When did it first get involved, and why?
What is the truth behind the so-called “Soviet invasion”?
What have been the long-term consequences – for the Afghan people, the region, and the world – of the Carter administration’s fateful decision in 1978-79 to support and arm a tribal-Islamist rebellion against Afghanistan’s left-wing, modernizing, pro-women’s rights government?
What can progressives do to finally put an end to the sorry record of U.S. disinformation and “magical thinking” about its foreign adventures?
A discussion on magical thinking underlying US policy in Afghanistan featuring video-journalists Elizabeth Gould and Paul Fitzgerald and moderated by Prof. Valentine Moghadam. Sponsored by Massachusetts Peace Action’s Middle East Working Group. Register here.

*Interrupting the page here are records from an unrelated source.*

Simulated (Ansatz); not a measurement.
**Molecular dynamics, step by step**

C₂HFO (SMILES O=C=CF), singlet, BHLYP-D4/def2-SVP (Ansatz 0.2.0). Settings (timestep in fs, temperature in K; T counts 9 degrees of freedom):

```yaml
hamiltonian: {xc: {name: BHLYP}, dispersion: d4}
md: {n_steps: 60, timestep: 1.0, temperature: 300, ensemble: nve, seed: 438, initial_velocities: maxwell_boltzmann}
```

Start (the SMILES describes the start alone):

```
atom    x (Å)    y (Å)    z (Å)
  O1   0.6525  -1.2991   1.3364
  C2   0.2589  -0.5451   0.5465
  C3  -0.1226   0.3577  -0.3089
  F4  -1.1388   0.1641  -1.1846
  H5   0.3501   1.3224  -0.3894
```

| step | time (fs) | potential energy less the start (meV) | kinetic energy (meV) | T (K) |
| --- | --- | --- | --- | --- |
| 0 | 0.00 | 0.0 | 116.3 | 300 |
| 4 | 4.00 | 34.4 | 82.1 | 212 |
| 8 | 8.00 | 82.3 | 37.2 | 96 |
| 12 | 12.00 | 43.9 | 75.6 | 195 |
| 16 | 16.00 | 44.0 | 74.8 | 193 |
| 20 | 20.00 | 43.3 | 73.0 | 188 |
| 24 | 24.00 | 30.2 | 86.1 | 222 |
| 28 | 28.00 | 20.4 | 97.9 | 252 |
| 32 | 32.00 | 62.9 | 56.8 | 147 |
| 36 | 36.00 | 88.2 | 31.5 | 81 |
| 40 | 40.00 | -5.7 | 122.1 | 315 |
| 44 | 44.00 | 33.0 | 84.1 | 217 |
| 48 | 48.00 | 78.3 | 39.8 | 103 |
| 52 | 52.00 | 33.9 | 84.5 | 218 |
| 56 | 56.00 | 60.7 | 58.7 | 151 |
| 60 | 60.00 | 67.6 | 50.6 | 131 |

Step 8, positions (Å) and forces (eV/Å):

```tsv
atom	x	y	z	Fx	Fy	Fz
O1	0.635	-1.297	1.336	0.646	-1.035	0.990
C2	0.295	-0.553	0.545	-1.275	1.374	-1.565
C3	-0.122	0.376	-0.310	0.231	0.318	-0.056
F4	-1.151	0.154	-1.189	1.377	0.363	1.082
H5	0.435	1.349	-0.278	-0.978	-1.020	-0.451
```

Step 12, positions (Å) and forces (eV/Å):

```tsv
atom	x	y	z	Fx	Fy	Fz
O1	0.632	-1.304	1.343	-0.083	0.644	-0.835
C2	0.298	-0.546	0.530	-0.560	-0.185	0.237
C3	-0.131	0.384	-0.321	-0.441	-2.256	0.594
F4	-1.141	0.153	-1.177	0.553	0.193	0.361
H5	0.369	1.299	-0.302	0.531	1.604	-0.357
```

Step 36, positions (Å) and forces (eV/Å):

Our discussion will focus on a paper authored by University College Dublin scholar Conor Tobin. Titled “The Myth of the ‘Afghan Trap,’ Brzezinski and Afghanistan 1978-79,” it claims that there is no proof that President Carter’s National Security Advisor, Zbigniew Brzezinski lured the Soviets into the December 27, 1979 invasion. Even Brzezinski’s infamous interview in a 1998 Nouvel Observateur article boasting about the Soviets falling into his ‘Afghan Trap’ is now in doubt. Having trailed the Afghan story as journalists for decades we already had the research to connect the US quagmire in Afghanistan back to Brzezinski’s scheme. In addition to providing evidence validating the ‘Afghan Trap’ claim, we will reveal a technique favored by ideologues that uses ‘magical thinking’ to wantonly remove facts that contradict the narrative they wish to create. ‘Magical thinking’ literally means, “If I think it’s real, it is real and you have to prove it’s not.” Tobin’s paper is a jaw-dropping example of how the context of the U.S./Afghan record is being stripped down to a fantasy based on ‘magical thinking.’ The practice of rewriting historical records through an ideological lens has resulted in generations of policy failures that will continue until there is a complete transformation from magical to conscious thinking.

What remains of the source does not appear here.